LONDON — Porcelain sculptures, including a large porcelain tower, by contemporary British artist Rachel Kneebone are on display amongst masterpieces at the Victoria & Albert Musuem sculpture collection (April 1, 2017 – January 14, 2018). Kneebone’s work explores what it means to inhabit a body, its physical limitations and cognitive possibilities. Capturing emotional states of high intensity, her porcelain works investigate themes of transformation and renewal.
Above image: Rachel Kneebone, 399 Days, 2012 – 2013
399 Days, the largest and most ambitious sculpture the artist has ever produced, is displayed as part of the exhibition; a 16 1/2 feet high porcelain tower featuring intricately modeled and detailed figurative scenarios. The sculpture combines minute detail and towering scale. Its composite tiles form one grand architectural sculpture referencing the V&A’s cast of Trajan’s column. Surrounded by 16th-century sculptures from the V&A’s collections, 399 Days echoes and challenges classical forms and Renaissance ideas of knowledge and power.
Until later this summer, three of Kneebone’s sculptures will be presented alongside Auguste Rodin’s bronzes. Placed alongside these sculptures on the hundred anniversary of Rodin’s death, the display highlights the artists’ shared interest in capturing emotive states: hope, longing, loss and suffering.
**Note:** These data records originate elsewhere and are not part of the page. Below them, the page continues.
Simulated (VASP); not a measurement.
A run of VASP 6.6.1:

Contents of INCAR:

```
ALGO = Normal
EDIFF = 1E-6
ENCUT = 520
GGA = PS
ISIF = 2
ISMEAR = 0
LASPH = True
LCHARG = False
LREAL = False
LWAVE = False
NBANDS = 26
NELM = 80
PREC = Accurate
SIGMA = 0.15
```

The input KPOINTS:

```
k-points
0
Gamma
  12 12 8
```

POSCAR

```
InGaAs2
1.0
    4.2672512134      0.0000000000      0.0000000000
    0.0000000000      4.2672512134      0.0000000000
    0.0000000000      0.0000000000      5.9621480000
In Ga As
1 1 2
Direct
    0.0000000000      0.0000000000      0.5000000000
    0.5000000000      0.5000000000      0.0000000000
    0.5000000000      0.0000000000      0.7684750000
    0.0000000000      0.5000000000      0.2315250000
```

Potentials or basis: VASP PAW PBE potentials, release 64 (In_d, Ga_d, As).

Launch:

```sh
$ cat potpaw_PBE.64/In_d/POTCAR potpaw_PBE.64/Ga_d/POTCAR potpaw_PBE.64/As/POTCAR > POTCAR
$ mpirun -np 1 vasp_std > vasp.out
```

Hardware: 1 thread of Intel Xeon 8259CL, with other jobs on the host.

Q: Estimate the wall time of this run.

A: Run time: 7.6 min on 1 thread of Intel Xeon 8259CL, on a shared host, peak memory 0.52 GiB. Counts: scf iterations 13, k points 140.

Kneebone deliberately permits her work to rupture and crack, visibly exploiting the properties of the earthen material. Although Kneebone works in porcelain – a material which may seem opposed to Rodin’s use of bronze and marble – the two artists are concerned with expressing materiality and sensuality in their work, and both emphasize the process of its creation.
Comprising organic, architectural and geometric forms Kneebone’s complex works allude to Dante, Rilke and Bataille while using the language of classicism laced with surrealism.